I'm interested in how the compiler does to cast a float
into an int
by instructions like :
float x_f = 3.1415
int x = (int)x_f;
Especially talking about speed. Is it super-fast like build-in processor instruction? Or does it need computing?
I also wander if it changes something if the float
always contains an exact integer (ex: x_f = 3.0000
).
EDIT: This question is for gcc compilers used on intel x86 processors.
EDIT2: Does it change something if x_f = 3.0
?
It depends a lot on the particular cpu. Since you're interested in x86, the original 387 fpu has an instruction to convert float to integer, but it can't be used directly because it uses the default rounding mode, whereas conversions in C are required to truncate, not round. Thus, the following function:
int f(float x)
{
return x;
}
compiles to (with gcc -O3 -fno-asynchronous-unwind-tables
, to avoid crud in the asm):
.text
.p2align 4,,15
.globl f
.type f, @function
f:
subl $8, %esp
fnstcw 6(%esp)
movw 6(%esp), %ax
movb $12, %ah
movw %ax, 4(%esp)
flds 12(%esp)
fldcw 4(%esp)
fistpl (%esp)
fldcw 6(%esp)
movl (%esp), %eax
addl $8, %esp
ret
What it's doing it saving, changing, and restoring the fpu control word to change the rounding mode.

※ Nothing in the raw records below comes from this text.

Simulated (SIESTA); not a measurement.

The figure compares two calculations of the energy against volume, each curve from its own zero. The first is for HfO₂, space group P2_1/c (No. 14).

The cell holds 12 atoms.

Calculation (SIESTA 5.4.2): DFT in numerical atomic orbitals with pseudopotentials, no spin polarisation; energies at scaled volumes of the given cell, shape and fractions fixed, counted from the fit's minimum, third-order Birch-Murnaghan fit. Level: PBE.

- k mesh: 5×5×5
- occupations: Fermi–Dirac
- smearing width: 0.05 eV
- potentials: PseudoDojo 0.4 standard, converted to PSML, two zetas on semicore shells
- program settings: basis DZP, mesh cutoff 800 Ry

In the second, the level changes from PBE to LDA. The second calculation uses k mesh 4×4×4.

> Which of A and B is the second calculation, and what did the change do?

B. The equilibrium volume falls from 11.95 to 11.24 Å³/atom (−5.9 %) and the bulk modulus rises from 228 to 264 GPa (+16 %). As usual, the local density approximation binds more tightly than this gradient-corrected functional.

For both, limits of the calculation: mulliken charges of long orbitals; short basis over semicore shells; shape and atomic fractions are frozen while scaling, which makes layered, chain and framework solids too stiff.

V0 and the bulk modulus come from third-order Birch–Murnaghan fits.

On the other hand, if you're building for a target that has SSE available for floating point, you get:
.text
.globl f
.type f, @function
f:
cvttss2si 4(%esp), %eax
ret
So, it really depends.
Finally, since you mentioned you're particularly interested in the case where the value is already a whole number, this does not make any difference. The cpu operations to convert almost surely don't care. However, in this case you can cheat: since you know the input is a whole number, rounding and truncation produce the same result, and you can use lrintf
rather than casting or implicitly converting to float. This should be a major improvement on x86 targets not using sse for math, especially if the compiler recognizes lrintf
and inlines it. Here is the same function, using lrintf(x)
instead of x
, with the -fno-math-errno
option added (otherwise gcc assumes libm might want to set errno
and thus doesn't replace the call):
f:
pushl %eax
flds 8(%esp)
fistpl (%esp)
movl (%esp), %eax
popl %edx
ret
Note that gcc did a bad job of compiling this function; it could have generated:
f:
flds 4(%esp)
fistpl 4(%esp)
movl 4(%esp), %eax
ret
This is valid because the argument space on the stack belongs to the callee and may be clobbered at will. And even if it weren't, movl (%esp),%eax ; popl %edx
when you don't care what ends up in edx
is an idiotic way of writing popl %eax
...